Key Takeaways:
- The UK Government has published draft legislation implementing a reform of the United Kingdom’s carried interest tax regime with effect from April 2026, following through on a pledge in the Labour Party’s 2024 election manifesto.
- The new regime entails an increase in the headline rate of tax, from 32% to roughly 34% for “qualifying” carried interest (or 47% if non-“qualifying”), and substantial technical changes that may affect carry recipients who spend any time working in the United Kingdom.
- Fund houses and affected carry recipients will need to consider, in particular: new average holding period rules for fund investments, which will determine whether carried interest is “qualifying”; the application of the regime to non-UK resident carry recipients; and, potentially, an earlier UK tax payment date for carry recipients.
Last week, the UK Government published draft legislation to enact a new regime for the UK taxation of carried interest, which will apply to carried interest distributions from 2026/27 onwards (with no grandfathering). This is the latest stage in the fulfilment of the Labour Government’s pledge in its election manifesto to close the “loophole” they regard as applicable only to the private equity industry through which “performance-related pay” (by which they mean carried interest) is treated as capital gains.
The new regime, which was first announced in the Autumn Budget in 2024, entails both an increase in the headline rate of tax on carried interest, from 32% to roughly 34%, and other, substantial changes to the taxation of carried interest. Fund houses will need to understand the qualifying conditions for the new regime, its interaction with international and other UK tax regimes and cash flow implications for carry recipients relating to their UK tax payments.
Reform of Carried Interest Taxation
Currently, carried interest in a typical fund partnership structure is treated as investment profits and is taxed based on the underlying proceeds that give rise to a carry distribution, whether capital (typically taxed at 32%, up from 28% in 2024/25), dividends (typically 39.35%) or interest and other income (typically 45%). Where a carry recipient is a UK employee of the fund house and takes customary UK tax-planning steps, there are typically no qualifying conditions to such tax treatment. Furthermore, non-UK residents are not typically subject to UK tax on their carried interest. This is, potentially, all about to change under the new regime.

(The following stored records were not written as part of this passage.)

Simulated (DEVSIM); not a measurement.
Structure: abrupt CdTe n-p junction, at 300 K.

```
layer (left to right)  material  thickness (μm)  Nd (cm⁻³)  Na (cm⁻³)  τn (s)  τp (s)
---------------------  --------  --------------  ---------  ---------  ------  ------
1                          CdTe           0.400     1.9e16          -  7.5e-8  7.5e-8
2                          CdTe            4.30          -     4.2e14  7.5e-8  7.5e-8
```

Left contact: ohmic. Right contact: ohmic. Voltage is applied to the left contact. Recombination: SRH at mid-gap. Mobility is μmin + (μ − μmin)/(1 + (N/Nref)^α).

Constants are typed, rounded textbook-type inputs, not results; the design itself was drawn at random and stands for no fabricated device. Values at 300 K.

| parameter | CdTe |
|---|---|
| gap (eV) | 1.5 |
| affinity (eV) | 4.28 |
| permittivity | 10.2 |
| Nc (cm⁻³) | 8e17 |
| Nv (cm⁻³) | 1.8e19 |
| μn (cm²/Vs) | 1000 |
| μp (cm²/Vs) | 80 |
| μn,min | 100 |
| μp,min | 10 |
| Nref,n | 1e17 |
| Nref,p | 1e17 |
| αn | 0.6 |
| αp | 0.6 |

The core change under the new rules is that, rather than being taxed as profits arising from investment activity, at rates that are based on the underlying proceeds, carried interest will be taxed as profits arising from trading activity and thus will be within the income tax regime and subject to Class 4 National Insurance Contributions (“NICs”), which are generally imposed on the self-employed. Employer NICs will not be due. Under these new rules, carry would be taxed at 45% for additional rate taxpayers with a further 2% NICs, taking the overall top rate to 47%. However, “qualifying” carried interest will be eligible for a partial tax exemption, meaning that only 72.5% of it will be taxable, resulting in an effective tax rate of just over 34%.
“Qualifying” Carried Interest
“Qualifying” carried interest (“QCI”) is to be determined by reference to average holding period rules based on those used in the existing income based carried interest (“IBCI”) regime. In short, if a fund holds its investments, on average, for more than 40 months, the carried interest is QCI.
Significantly, by using an amended form of the IBCI average holding period rules to determine QCI, the new regime will require fund houses to consider the average holding period rules, which are summarised below, in many cases for the first time. Under current law, the IBCI rules only apply to UK resident non-employees (such as LLP members) to determine whether their carry is eligible for taxation as investment profits (rather than trading profits under the disguised investment management fee (“DIMF”) rules).
At the time of the Autumn Budget in 2024, the Government had consulted on adding two potential further requirements before carry can be regarded as “qualifying”—a minimum co-investment amount and a minimum carried interest holding period. Following a recent announcement by the Government, these requirements have been dropped and do not feature in the draft legislation.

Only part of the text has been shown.